The move will be used to support its fast-growing build to rent business, which helped to lead a 70% recovery in UK revenue to £323m last year.
Stephen Bowcott, CEO of John Sisk & Son, said that the UK business was back on track after two challenging years at the building division, and generated a £3.2m pre-tax profit in 2018.
He expects margins to rise to 2-3% next year on the back of a strong forward order book, 90% full for this year and 60% booked for 2020.
Announcing group results, Bowcott said that the Sisk was now focused on raising productivity.
He said: “Already we have increased productivity by 15% by investing £4m in digital systems.
“We are hoping to finalise a deal to secure a 2-D offsite business shortly that will be targetting buildings of up to 8-storeys.”
He said that Sisk also aimed to bring robot technology to sites for block, brick and manual handling.
The first block laying robot will be trialled shortly in London at developer Quintain’s big Wembley Park scheme.
Sisk is also close to moving forward with plans to buy in small-scale bricklaying robots after searching the globe for the right technology.
Bowcott said: “We have seen great growth in build to rent and see this as a sector that offers a great deal of future potential, so we are investing in raising performance for clients.”
Sisk is now tagging assets for BIM as it plans to expand its build offer to include 5-year maintenance services.
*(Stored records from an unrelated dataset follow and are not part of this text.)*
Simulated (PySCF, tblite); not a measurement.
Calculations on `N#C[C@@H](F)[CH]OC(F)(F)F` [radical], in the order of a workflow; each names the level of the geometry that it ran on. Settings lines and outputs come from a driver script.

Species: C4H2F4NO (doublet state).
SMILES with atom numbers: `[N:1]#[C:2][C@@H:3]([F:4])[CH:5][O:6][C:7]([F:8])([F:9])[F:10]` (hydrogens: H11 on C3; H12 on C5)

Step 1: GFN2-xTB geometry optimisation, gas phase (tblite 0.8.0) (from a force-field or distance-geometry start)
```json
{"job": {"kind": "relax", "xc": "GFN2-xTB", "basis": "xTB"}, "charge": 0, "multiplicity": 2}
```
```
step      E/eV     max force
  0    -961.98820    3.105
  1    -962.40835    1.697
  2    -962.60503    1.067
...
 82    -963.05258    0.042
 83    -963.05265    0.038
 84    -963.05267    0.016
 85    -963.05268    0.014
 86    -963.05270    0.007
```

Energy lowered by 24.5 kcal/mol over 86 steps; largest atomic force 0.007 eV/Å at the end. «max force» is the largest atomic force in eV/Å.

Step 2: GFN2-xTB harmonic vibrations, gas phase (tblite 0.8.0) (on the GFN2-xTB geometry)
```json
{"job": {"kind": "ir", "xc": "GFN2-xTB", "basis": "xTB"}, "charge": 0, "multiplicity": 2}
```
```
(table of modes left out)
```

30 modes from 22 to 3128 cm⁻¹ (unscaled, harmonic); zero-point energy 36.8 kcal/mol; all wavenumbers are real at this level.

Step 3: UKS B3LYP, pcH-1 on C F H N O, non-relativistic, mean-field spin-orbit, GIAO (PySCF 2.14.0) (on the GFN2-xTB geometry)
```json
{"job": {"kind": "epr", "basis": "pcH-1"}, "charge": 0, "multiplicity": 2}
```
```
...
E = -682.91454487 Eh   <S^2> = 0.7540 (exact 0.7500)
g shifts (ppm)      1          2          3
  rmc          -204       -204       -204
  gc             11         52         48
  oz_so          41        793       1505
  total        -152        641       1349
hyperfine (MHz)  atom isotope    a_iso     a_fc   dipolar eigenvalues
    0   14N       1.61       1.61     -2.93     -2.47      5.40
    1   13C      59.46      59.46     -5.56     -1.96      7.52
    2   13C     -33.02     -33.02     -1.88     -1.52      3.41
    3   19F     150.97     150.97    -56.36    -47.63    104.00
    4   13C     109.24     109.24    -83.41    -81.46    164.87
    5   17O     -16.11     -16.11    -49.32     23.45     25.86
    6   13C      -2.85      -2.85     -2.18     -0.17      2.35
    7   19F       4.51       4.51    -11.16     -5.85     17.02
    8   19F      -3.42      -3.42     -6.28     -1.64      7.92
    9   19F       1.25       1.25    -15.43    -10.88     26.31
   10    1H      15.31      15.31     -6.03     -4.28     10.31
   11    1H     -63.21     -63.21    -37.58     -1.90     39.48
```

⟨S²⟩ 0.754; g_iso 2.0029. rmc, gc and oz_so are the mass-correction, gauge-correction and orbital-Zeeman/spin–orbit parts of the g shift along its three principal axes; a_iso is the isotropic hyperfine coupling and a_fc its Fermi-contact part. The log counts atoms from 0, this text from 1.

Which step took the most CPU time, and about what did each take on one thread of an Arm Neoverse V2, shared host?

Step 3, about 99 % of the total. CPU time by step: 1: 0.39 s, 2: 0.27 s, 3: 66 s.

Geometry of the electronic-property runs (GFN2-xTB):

“This will involve fitting sensors to buildings to make them cognitive so we can closely monitor when they are feeling sick or breaking down,” said Bowcott.
Result for the main Sicon Group – holding company for Sisk’s construction and construction-related activities in Ireland, the UK and a number of international markets – were also strong with revenue up a quarter to €1.17bn generating €28m pre-tax profit.
Year-end cash stood at nearly £190m.
Bowcott also defended the firm’s payment record after being bounced out of the Government’s prompt payment charter.
He said Sisk had strong cash reserves and paid 95% of invoices to terms.
Bowcott said: “Our problem is the charter measures a £1 invoice in the same way as a £1m invoice – it’s a measure of volume, not value.
“In our rail business, this presents a real problem because we are processing large volumes of small value invoices with the inevitable invoice errors that arrive from our subcontractors. This has skewed the data.”